Some stray thoughts regarding the show as the season played out:

  • There was something icky about the way that Sam kept falling in love with his host body’s love interest. The whole thing comes off a little bit like emotional pornography. “Sam” never put much work into these relationships. He inherits the relationship work done by someone else. We did not see how things played out with his love interests off screen, but if we had, it might have felt like actual pornography, too. Or rape? The women he meets do not know that he is a total stranger. He is impersonating men they know. How would you feel if you found out that Mark Zuckerberg has been inhabiting your love interest’s body for a few days without your knowledge? Then again, some of you might be into that idea.
  • We do not know (yet) know what the consequences are for Sam’s “work.” How many lives are altered – some for the worse – by what he does? He is playing God in a real sense. I suspect we will eventually see consequences but knowing that they are coming, and not seeing them at all, made watching Season 1 frustrating.
  • Speaking of God – we see throughout that Sam appears to be a Christian. We never see him reflect about the juxtaposition of what he is doing and his faith generally.
  • I think Al could end up being a really interesting character. I do not mind his gray area morality all that much – at least not yet. What bothers me is his indifference to his TIME TRAVEL JOB. Fix that and I think the show gets markedly better.

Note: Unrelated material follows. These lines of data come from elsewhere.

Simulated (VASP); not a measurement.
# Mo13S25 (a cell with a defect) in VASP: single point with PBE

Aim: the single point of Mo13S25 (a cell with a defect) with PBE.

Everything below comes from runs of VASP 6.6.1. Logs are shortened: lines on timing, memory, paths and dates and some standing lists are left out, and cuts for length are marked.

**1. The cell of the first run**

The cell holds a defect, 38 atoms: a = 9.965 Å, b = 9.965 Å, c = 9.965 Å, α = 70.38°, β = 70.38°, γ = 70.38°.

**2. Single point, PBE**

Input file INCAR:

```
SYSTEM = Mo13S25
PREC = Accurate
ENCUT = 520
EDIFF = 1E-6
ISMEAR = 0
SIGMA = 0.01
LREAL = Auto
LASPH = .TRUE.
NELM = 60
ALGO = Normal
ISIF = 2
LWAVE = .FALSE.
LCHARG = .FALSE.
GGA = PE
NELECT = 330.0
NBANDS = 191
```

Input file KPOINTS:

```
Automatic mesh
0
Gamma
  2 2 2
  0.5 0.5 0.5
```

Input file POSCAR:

  • So far, the show has not leaned too heavily into attending or changing specific historical events. Star-Crossed took the episode to the Watergate Hotel. Double Identity visited and inadvertently caused the famous Northeast Blackout of 1965. For the most part, though, the show avoided sending Sam to kick-start or change events from history. The most notable exception in season 1 was his cringe-worthy role in launching the Civil Rights Movement in Alabama in 1955.

I was leaning toward taking a long break from this show before starting season 2. I remembered this show being better and this season just did not deliver. However, I shared some of these concerns with a friend who is a major Quantum Leap fan, and I was assured that the show improves. I will continue on with Season 2 in the very near future.